An unusual congressional hearing on Tuesday put unusual questions to government officials, marking the first congressional hearing on UFOs — now called UAPs or “unidentified aerial phenomena” — in half a century.
The House Intelligence Subcommittee on Counterterrorism, Counterintelligence, and Counterproliferation held the question-and-answer session, with two Pentagon officials hosting a rare public discussion on one of the most controversial, conspiracy-prone topics intersecting the federal government.
“UAPs are inexplicable; it’s true,” Indiana Representative Andre Carson, chairman of the subcommittee, noted in his opening remarks. “But they are real. They need to be investigated and many of the threats they pose need to be mitigated.”

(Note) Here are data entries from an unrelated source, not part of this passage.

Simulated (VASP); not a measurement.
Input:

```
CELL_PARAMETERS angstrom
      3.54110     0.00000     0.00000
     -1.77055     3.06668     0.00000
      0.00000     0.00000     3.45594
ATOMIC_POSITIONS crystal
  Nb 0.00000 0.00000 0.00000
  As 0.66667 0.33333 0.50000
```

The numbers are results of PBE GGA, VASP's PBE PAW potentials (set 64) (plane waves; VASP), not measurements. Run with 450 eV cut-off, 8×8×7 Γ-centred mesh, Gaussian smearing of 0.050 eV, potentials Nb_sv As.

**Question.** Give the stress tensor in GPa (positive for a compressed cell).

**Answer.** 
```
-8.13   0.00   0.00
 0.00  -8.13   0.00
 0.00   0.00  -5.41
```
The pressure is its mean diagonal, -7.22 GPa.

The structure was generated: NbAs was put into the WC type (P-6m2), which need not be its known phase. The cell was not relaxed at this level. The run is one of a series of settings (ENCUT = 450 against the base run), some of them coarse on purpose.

During the hearing, U.S. Deputy Director of Naval Intelligence Scott Bray shared a declassified video of a reflective, unidentified spherical object “zooming” by a pilot flying in a Navy training range, visible only for a few brief frames. That clip can be seen around 46:40 in the video below.
“I have no explanation for what this particular object is,” Bray said of the recording.
The open discussion was followed by a classified hearing where Pentagon officials could discuss the technicalities of how the US military collects UAP data.
During the public hearing, the officials took the opportunity to throw cold water on a popular conspiracy: that the US military secretly has evidence of downed planes that are not from Earth. In response to a question about mysterious wreckage from Illinois Rep. Raja Krishnamoorthi, Bray said the military has no material that “is not explainable, that is inconsistent with the fact that it is of terrestrial origin.”
“We have no material,” Bray said in response to another question about unexplained evidence. “We have not detected any emanations within the UAP task force that would suggest it is something unearthly in origin.”
The Ministry of Defence established a special task force to investigate UAPs in 2020, a milestone in the government’s recent efforts to be more transparent on a topic it once flatly refused to discuss. The task force describes its mission as an effort to “detect, analyze and catalog UAPs that could potentially pose a threat to U.S. national security.”
The Pentagon’s UAP Task Force maintains a database of reports of unexplained aerial sightings, and Bray noted that it now contains 400 reports, from 143 less than a year ago.
During the hearing, both Pentagon officials and lawmakers made efforts to legitimize discussions about UAPs and encourage members of the agency who observe such phenomena to come forward. “Reports of sightings are frequent and continue,” Bray said. “…The stigma has been reduced.”
Tuesday’s hearing provided little fodder for the most exotic, alien statements that UFO supporters like to speculate on, instead pushing the conversation into more grounded territory regarding national defense.
One possible explanation — still considered a longshot — is that some of the UAPs sighted by US military personnel may be hypersonic technology from US adversaries such as China and Russia, designed to spy on military activity. If that theory is ever confirmed, it would indicate that other countries have advanced technological capabilities that in some respects far exceed those of the US military.
But unfortunately for true believers, there are still more mundane explanations at play. These include stray weather balloons and visual distortions caused in the equipment used to record the mysterious images.